Transformation template should actually just parse all the tags, no matter which children are excluded, and always leave all pre-defined whitespaces and punctuation in-place. It should only strip some leading/trailing spaces inside tags if they accidentally appear: i.e. <month> Jul </month> to <month>Jul</month>.

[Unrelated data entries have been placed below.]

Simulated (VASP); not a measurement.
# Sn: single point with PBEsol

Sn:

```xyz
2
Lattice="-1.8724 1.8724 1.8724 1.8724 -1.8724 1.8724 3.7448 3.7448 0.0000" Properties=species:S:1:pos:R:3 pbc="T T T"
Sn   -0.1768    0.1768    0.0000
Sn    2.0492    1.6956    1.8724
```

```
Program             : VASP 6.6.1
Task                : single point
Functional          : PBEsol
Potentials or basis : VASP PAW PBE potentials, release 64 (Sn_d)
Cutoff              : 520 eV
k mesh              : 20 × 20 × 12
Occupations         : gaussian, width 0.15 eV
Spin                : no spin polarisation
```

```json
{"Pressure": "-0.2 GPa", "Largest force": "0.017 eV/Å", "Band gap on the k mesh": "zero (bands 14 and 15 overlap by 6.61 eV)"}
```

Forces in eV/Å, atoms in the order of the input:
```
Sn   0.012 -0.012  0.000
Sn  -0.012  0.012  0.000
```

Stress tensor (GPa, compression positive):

Also, the doubled output was my mistake, I fixed the output above.


Solution

  • You can condense the set of your templates to the following:

    <?xml version="1.0" encoding="UTF-8"?>
    <xsl:stylesheet xmlns:xsl="http://www.w3.org/1999/XSL/Transform" version="2.0">
        
        <xsl:output method="html" encoding="UTF-8" indent="yes"/>
        <xsl:strip-space elements="*"/>
        <xsl:mode on-no-match="shallow-skip"/>
        
        <xsl:template match="ref">
            <html>
                <p>
                    <xsl:apply-templates/>
                </p>
            </html>
        </xsl:template>
        
        <xsl:template match="ref/mixed-citation">
            <p>
                <xsl:apply-templates/>
            </p>
        </xsl:template>
        
        <xsl:template match="mixed-citation/*/text() | mixed-citation/text()[last()]">
            <xsl:value-of select='normalize-space(.)'/>
        </xsl:template>
    
        <xsl:template match="mixed-citation/text()[position() != last()]">
            <xsl:value-of select='.'/>
        </xsl:template>    
    
        <xsl:template match="ref//(month|uri)" />
        
    </xsl:stylesheet>
    

    The above set of templates copies all text() nodes which are not the last() and omits all month and uri elements that are children of ref.

    The mixed-citation/*/text() | mixed-citation/text()[last()] template rule omits the leading and trailing spaces of all grand-children of mixed-citation or of the last() text() node of mixed-citation.

    The result is as desired:

    <!DOCTYPE HTML>
    <html>
       <p>
          <p>Collab. Source. Location: Name; 2020. [comment].</p>
       </p>
    </html>
    

    This solution does not double the output.
    If that's really what you wanted and not an error, you'd have to double the <p><xsl:apply-templates/></p> in the <xsl:template match="ref/mixed-citation"> template.